Peter Barron is the editor of Newsnight, BBC2′s flagship daily news programme, fronted by the famously no-nonsense Jeremy Paxman.
Writing on the BBC Editors blog this week, Barron asked how green the BBC ought to be, and whether it has a duty to try and green up its viewers. His conclusions, rather predictably, were that while it should try and cover green issues in a balanced manner, which means largely following scientific opinion that the warming of our planet is caused by human activities, the BBC should not and must not become a campaigning organisation in its own right on this issue.
He was spurred by Paxman’s comments about BBC hypocrisy on the issue. Writing in an internal BBC publication, Ariel, Paxman had pointed out that:
The BBC’s environment correspondents, even the makers of series like Planet Earth, are trapped in a bizarre arrangement in which they travel the globe to tell the audience of the dangers of climate change while leaving a vapour trail which will make the problem even worse… It strikes me as very odd indeed that an organisation which affects such a high moral tone cannot be more environmentally responsible. [souce: This is London]
But really the BBC is in a it of a wedge here, for it has a duty to dispatch its reporters to bring us these stories. Further, it could be argued that sending one crew off to the Amazon delta to bring the issue of deforestation to a potential audience of millions means that the opportunity for us viewers to offset the carbon footprint of that trip by amending our daily lies is increased. These trips, polluting though they may be, could actually be highly environmentally profitable for the world as a whole.

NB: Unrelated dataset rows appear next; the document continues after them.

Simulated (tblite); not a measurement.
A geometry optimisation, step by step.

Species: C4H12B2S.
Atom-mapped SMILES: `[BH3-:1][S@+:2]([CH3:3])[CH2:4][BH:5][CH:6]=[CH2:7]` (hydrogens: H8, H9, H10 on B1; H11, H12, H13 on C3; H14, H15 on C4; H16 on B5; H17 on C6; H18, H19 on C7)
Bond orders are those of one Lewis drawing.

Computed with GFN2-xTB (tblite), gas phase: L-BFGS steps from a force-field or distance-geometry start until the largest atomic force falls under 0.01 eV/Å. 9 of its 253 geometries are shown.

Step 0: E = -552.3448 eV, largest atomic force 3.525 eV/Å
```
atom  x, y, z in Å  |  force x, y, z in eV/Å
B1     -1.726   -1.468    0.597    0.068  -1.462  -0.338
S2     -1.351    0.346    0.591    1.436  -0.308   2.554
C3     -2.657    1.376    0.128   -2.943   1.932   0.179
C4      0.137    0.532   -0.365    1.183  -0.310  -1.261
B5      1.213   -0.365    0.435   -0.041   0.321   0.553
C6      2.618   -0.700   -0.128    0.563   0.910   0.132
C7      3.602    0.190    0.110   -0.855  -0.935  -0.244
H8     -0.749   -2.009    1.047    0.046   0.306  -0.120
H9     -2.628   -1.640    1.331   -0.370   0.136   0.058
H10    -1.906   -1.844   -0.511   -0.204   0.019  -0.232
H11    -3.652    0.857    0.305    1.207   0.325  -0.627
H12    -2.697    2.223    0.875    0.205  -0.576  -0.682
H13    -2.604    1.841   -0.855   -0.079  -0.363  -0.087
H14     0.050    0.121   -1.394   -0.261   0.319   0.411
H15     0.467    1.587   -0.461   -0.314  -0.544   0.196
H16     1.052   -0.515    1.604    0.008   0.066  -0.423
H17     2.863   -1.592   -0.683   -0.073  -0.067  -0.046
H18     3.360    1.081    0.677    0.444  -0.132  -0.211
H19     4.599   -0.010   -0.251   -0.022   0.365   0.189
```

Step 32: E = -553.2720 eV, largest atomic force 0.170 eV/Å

It would further be wholly wrong for the BBC, as a publicly-funded body, to spend license-payers’ money on carbon offsets. That’s not what the license is for, and spending it in this way would be a betrayal of the trust between the BBC and its public, regardless of that fact that I would personally be more than happy to see some of my contribution spent that way.
Increasingly this looks like a no-win situation for the BBC, which has been forced into an impossible position by the comments of one of its most high-profile employees.